Thomas Matthew McGrath, (November 20, 1916 near Sheldon, North Dakota – September 20, 1990, Minneapolis, Minnesota) was a celebrated American poet.
McGrath grew up on a farm in Ransom County, North Dakota. He earned a B.A. from the University of North Dakota at Grand Forks. He served in the Aleutian Islands with the U.S. Army Air Forces during World War II. He was awarded a Rhodes Scholarship, at Oxford. McGrath also pursued postgraduate studies at Louisiana State University in Baton Rouge. He taught at Colby College in Maine and at Los Angeles State College, from which he was dismissed in connection with his appearance, as an unfriendly witness, before the House Committee on Un-American Activities in 1953. Later he taught at North Dakota State University, and Minnesota State University, Moorhead. He was married three times and had one son.
McGrath wrote mainly about his own life and social concerns. His best-known work is probably Letter to an Imaginary Friend published in sections between 1957 and 1985 and as a single poem in 1997 by Copper Canyon Press.
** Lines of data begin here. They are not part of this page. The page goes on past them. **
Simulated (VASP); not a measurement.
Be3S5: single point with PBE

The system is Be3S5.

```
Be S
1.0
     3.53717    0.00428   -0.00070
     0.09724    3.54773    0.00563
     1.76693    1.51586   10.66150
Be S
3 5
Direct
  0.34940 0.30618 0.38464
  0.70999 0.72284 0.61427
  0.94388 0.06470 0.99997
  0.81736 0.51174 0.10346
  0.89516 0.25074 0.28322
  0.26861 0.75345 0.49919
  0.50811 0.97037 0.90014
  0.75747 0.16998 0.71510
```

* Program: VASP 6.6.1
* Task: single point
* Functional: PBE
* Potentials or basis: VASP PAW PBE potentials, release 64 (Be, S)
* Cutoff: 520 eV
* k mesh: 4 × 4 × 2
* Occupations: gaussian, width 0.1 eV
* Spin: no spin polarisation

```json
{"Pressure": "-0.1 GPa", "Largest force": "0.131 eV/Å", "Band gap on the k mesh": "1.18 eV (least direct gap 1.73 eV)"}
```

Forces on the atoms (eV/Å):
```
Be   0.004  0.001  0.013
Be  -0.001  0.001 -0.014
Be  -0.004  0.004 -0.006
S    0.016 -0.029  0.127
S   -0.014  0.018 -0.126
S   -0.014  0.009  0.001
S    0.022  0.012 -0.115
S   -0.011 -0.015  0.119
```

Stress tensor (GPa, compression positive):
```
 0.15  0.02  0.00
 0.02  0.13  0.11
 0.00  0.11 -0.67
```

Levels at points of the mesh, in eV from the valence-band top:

Something old and tyrannical burning there,
(Not like a wood fire which is only
The end of summer, or a life)
...
Sirs, when you are in your last extremity,
When your admirals are drowning in the grass-green sea,
When your generals are preparing the total catastrophe—
I just want you to know how you can not count on me.
...
In the chill rains of the early winter I hear something—
A puling anger, a cold wind stiffened by flying bone—
Out of the north ...
and remember, then, what's up there:
...
for Don and Henrie Gordon
Forty-odd years ago—
Headlines in the snow—
The jobless scrawled a text for mutineers;
...
The birds have flown their summer skies to the south,
And the flower-money is drying in the banks of bent grass
Which the bumble bee has abandoned. We wait for a winter lion,
Body of ice-crystals and sombrero of dead leaves.
...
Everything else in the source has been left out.